I can't end the discussion of pens without mentioning the MAGIC Cross fountain pen that Mom and Dad gave me for Christmas this past year. When I was younger, I went through a fountain pen phase, which basically meant my hands were black and blue all the time from spilling cheap fountain ink all over creation. You really need to invest in your fountain pens, and being in high school at the time, I usually either had no money or was busy investing it in bulk shipments of body glitter and ill-advised makeup (high school was such a strange, scary time in retrospect, no?), so I bought cheap fountain pens that leaked like a mofo and did not achieve the desired effect of instant suaveitude and fabulousity that I had hoped for. THIS pen however, accomplishes all that and more, and I am pretty much one step away from actually sleeping with it under my pillow at all times. The pen in question is the Cross Century II Starlight fountain pen, and I have it in the midnight blue shown below.

Shoes
I went to the Solomon Pond Mall with School Friend Cindy this Saturday, breaking a years-long tradition of staying as far away as possible from it in order to avoid the more irritating high school alums. There's really no way to say this without sounding like a jerk, but the fact of the matter is that every time I go to Solomon Pond, I don't run into the select few people from high school that I would LIKE to see. I inevitably run into the people who I either hated or just didn't care for, and these people ALWAYS want to catch up on our entire lives from graduation to the present. I don't mean to be rude, but...we weren't tight in high school, you don't actually care what I've been up to, and even if you've received some kind of blow to the head that made you all Super Empath and you do care, I don't really care what you've been up to. I know exactly how this sounds - snobbish and jerky - but I don't really like malls as it is (sensory overload) and I prefer to get in and get out, so the addition of 20 minutes of catching up with someone who I didn't really give a rip about in high school is unwelcome to say the least. That all being said, the Solomon Pond Mall has really progressed since I had last been there, and it was fun to wander around with School Friend Cindy and boggle over the fact that there is now a COACH there as well as a White House/Black Market. Who knew?
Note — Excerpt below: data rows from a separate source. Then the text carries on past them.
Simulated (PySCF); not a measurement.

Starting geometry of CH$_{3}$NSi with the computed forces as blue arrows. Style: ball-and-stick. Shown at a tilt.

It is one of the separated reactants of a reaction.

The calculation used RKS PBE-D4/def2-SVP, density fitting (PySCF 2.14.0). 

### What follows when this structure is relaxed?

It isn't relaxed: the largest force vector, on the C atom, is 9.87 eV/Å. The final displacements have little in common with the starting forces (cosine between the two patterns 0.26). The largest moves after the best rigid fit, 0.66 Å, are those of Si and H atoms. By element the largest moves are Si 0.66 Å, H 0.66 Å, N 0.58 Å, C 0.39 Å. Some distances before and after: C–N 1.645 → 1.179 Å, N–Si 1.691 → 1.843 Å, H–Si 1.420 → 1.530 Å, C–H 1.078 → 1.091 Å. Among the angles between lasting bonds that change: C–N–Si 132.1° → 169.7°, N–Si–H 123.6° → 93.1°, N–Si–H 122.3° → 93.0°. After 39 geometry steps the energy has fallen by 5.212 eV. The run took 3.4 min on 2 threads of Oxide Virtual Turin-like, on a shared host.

There is also an Aldo, which was selling a covered platform stiletto called Atlanticcity that was magic. School Friend Cindy got to see my shoe shopping technique, which is to stare weirdly at the shoe for roughly forever while picking it up and putting it down over and over again before finally trying them on and standing up, but not usually walking around. The color of these was particularly glorious...not too bright a red, not too dark, not too dull. I am also a big fan of classic looks with little modern details...in this case, the covered platform, funky toe shape, and interestingly cut toe box. I'm a big fan of Irregular Choice, and one of the things I like is their use of different toe box shapes - rather than your standard scooped or pointed cut, they curve right around where your foot starts turning into your toes. It gives the shoe an interesting retro-but-not-outdated-or-aggressive look, and it's easiest to see in their Marie Antoinette shoe...which of course I cannot find online, but I CAN find their Courtesan shoe online which I also own, but in a purple and gold rather than the turquoise shown in that link. Yes, I have worn those in public. Anyway, I am in love with Atlanticcity, even if right now I am looking at the picture and wondering why every damn shoe I like lately looks like a stripper shoe in pictures.



Stuff from the Body Shop
There is also a Body Shop in Solomon Pond now, and School Friend Cindy needed to stock up on some essentials, so in we went. I have been meaning to try lip and cheek stains for a while now, and picked up a promising looking one, as well as a hemp lip protector (read: chapstick). I wore the lip stain out later that night for Martha the Canuck's birthday shindig at Funky Murphy's in the Woo, and it was great...not only did it keep my lip situation off the rims of glasses, but it was a good foray for me into the land of pink, which I usually am afraid of. I doubt I'll ever use it on my cheeks, but that's more of an issue of my not liking blushes in general. My theory on my face is that I pretty much hit the jackpot in terms of natural coloring, so I try not to mess too much with its color...whatever I do use (with the exception of eyeshadow) usually winds up being a simple magnification of my natural coloring, including the notable example of one lipstick I have that is identical to my lip tone, but sparkly. That's just how I roll.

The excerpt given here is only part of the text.